Two opposing sides will meet face to face at Syria talks
Los Angeles Times
GENEVA — The opposing sides in Syria’s peace negotiations have agreed to meet “in the same room,” the chief United Nations mediator announced Friday, following a turbulent first day of talks during which the two camps remained apart and the Syrian government threatened to withdraw.
“We are going to meet tomorrow,” Lakhdar Brahimi, the U.N.-Arab League special envoy for Syria, told journalists, dismissing speculation that the long-awaited peace initiative was unraveling.
“I hope that it will be a good beginning, and that we will continue until the end of next week,” he said. “Nobody will be leaving on Saturday, and nobody will be leaving on Sunday.”
Brahimi confirmed to the Los Angeles Times that Saturday’s meeting between the two warring sides would be face to face. The sensitive architecture of the talks emerged as a key point of contention Friday, after plans for direct talks that day were scrapped.
The conference has been billed as the first time that the sides will sit down together after almost three years of war have left tens of thousands dead, sown instability throughout the Middle East and turned parts of Syria into breeding grounds for al-Qaida-linked militants.
The widespread expectation had been that the two sides would meet Friday, the first day of scheduled talks after opening speeches Wednesday in the Swiss city of Montreux.
But the U.S.-backed Syrian opposition balked at sitting down with its adversary unless the government of President Bashar Assad explicitly endorsed a plan to yield power to a transitional government, a stated goal of the talks. The opposition bloc here is demanding that Assad step down, a condition rejected by the Syrian president.
The government, meanwhile, threatened to walk out if serious negotiations did not get under way by Saturday. Damascus also said it would not agree to what it called “preconditions” for talks. Assad’s future is not up for discussion, the government says.

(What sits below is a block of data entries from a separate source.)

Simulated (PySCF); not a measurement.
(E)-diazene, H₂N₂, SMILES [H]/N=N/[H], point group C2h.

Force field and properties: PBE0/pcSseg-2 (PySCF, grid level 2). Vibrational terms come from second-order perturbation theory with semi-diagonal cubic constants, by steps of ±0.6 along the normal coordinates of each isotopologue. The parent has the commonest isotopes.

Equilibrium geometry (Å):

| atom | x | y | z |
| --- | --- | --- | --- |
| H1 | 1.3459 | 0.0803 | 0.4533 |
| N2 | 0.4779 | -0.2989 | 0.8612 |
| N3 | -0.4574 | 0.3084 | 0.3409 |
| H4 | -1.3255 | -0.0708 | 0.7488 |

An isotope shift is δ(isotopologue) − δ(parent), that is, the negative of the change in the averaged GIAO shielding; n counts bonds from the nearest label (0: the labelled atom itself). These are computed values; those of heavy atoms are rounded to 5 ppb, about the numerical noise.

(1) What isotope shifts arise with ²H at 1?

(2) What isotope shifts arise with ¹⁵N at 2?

“The problem is that these people do not want to make peace, they are coming here with preconditions,” Deputy Foreign Minister Faisal Mekdad told reporters. “Of course we are ready to sit in the same room. Why are we coming here then?”
On Friday, Brahimi met separately in closed-door consultations with representatives of Assad’s government and the opposition Syrian National Coalition. At day’s end, Brahimi called the talks encouraging, but added that discussion of specific issues had yet to take place.
“We knew that it was going to be difficult, complicated,” he told reporters, referring to “bumps in the road” during the session. “We never expected this to be easy.”
Diplomats say the likelihood of a major breakthrough at the talks is remote, given the deep differences and profound animosity between the two sides. But officials hope for some kind of progress, including possible agreements on localized truces, prisoner exchanges and improved access for humanitarian aid.
The U.N.-backed talks were initiated by the United States and Russia in a bid to find a political solution to the conflict. Washington backs opposition demands that Assad cede power, whereas Russia remains a major supporter of Assad’s government.